The previous moratorium expired on Tuesday.

Planning Commission is expected to meet Oct. 15 and approve code requirements for marijuana businesses wanting to open in the city that has four marijuana dispensaries. Once that plan is recommended to City Council, a public hearing will be held Nov. 12, and the plan could take affect Dec. 26, city officials said.

Vice Mayor Christina McElfresh, filing in for Mayor Keith Funk who was excused from the meeting, said this will be Monroe’s last marijuana moratorium. She hopes the code recommendations from Planning Commissions are approved because “a lot of time was spent on it.”

McElfresh said she’s satisfied with the four dispensaries located in the city, two in Butler and two in Warren county. The four Monroe dispensaries: Columbia Care Monroe, two Shangri-La Dispensary Ohio locations and The Landing Dispensary.

“You can be one extreme or the other,” she told the Journal-News after the meeting. “From zero to 20 on every corner. I don’t want either one of those. I want that happy middle ground where you have some representation, but our city isn’t overwhelmed with it and you become known for it.”

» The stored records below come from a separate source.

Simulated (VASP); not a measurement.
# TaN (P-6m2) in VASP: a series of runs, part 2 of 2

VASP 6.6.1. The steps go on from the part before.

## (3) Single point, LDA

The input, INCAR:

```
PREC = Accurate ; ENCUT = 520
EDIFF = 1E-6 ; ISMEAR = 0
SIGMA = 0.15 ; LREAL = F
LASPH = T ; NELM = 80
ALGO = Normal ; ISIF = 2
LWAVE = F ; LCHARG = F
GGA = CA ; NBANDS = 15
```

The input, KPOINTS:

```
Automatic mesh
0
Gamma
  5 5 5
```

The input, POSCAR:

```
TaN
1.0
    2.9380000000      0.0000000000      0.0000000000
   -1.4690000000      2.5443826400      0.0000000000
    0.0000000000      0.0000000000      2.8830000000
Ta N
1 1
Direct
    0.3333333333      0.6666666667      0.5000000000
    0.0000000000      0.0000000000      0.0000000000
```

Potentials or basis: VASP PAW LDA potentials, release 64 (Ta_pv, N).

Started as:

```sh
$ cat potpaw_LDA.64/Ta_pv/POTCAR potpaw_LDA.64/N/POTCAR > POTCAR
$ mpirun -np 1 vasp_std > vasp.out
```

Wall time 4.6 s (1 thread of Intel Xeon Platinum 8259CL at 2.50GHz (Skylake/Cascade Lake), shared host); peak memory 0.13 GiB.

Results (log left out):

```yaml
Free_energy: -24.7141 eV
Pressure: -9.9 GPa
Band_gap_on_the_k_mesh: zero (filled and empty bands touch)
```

Council member Michael Graves, who has voiced his concerns about the number of marijuana businesses in the city, said he doesn’t want Monroe to be “the headquarters of marijuana in the state.”

Monroe, with an estimated population of 15,500, doesn’t need more than four cannabis businesses, he said.

The No. 1 complaint from residents is the redundancy of businesses in the city, according to Graves. There are already too many warehouses, car washes, pizza and Mexican restaurants in the city, residents have told Graves.

The four marijuana businesses are located near Interstate 75, are 2.5 miles apart and report “very healthy” sales, Tom Smith, the city’s development director, has said.